A spokesperson for Anand’s office, Myah Tomasi, also said to CBC News that Canada’s Ambassador to Israel, Leslie Scanlon, met with Israeli Foreign Minister Gideon Sa’ar as well.
Tomasi said Sa’ar’s ministry has agreed to conduct a probe.
“We were very adamant that this investigation is extremely important,” Anand said.
Haidar’s family said in an emotional news conference in Windsor, Ont., last week that he was killed in a drone attack on April 10, in the southern Lebanon community of Qana while trying to assist someone who was injured right outside his home.

CBC News has reached out to the embassy about Haidar’s death, and Moed’s meeting with Canadian officials, but has received no response.
Israel has not claimed responsibility for the incident.
3rd summons in less than a year
It is the third time Anand has summoned Moed for a démarche, a diplomatic tool sometimes used to lodge a complaint with another country, since last spring.
In May 2025, Anand issued a summons over the Israeli military firing shots near a diplomatic delegation that included Canadians. At the time, the military said the delegation had “deviated” from an approved route.
In December, Anand summoned Moed again after a delegation of Canadian MPs was blocked from entering the West Bank and Jerusalem. The Israeli government at the time said the MPs were sponsored by a group it considers a terrorist organization, though different parliamentarians undertaking much the same route earlier in the year, sponsored by the same organization, had been allowed entry.

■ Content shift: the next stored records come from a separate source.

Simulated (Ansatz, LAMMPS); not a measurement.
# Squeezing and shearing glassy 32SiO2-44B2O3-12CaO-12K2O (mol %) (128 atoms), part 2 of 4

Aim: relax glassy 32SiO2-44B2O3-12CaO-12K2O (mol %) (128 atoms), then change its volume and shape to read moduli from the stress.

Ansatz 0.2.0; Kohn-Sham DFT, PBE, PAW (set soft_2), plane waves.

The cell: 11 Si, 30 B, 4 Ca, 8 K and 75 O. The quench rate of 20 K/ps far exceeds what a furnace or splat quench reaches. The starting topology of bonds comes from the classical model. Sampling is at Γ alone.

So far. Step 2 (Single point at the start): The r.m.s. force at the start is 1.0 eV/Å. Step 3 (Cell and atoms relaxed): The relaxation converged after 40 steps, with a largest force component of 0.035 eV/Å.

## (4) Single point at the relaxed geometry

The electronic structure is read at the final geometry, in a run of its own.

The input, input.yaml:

Foreign Affairs Minister Anita Anand confirmed Canadian officials met with Israel’s ambassador to Canada, requesting Israel conduct a ‘full and transparent’ investigation into the killing of a Canadian citizen in Lebanon. When asked if Israel committed to an investigation, Anand said, ‘We are very much hoping that they will respond positively to our request.’
It is also not the first time the Canadian government has asked Israel to probe its military’s actions. In August 2024, then-International Development Minister Ahmed Hussen said he had requested an investigation into a demolished Canadian water treatment plant in Gaza.
Earlier that year, then-Prime Minister Justin Trudeau also said he wanted some “very clear answers” on how a Canadian aid worker, Jacob Flickinger, was killed during a strike in Gaza.
The Israel Defense Forces published a statement on that strike, saying it was a mistake and expressing its regret.
Global Affairs has also told CBC News it received an update from Israel on the matter of the water plant in September 2024, but declined to share the results.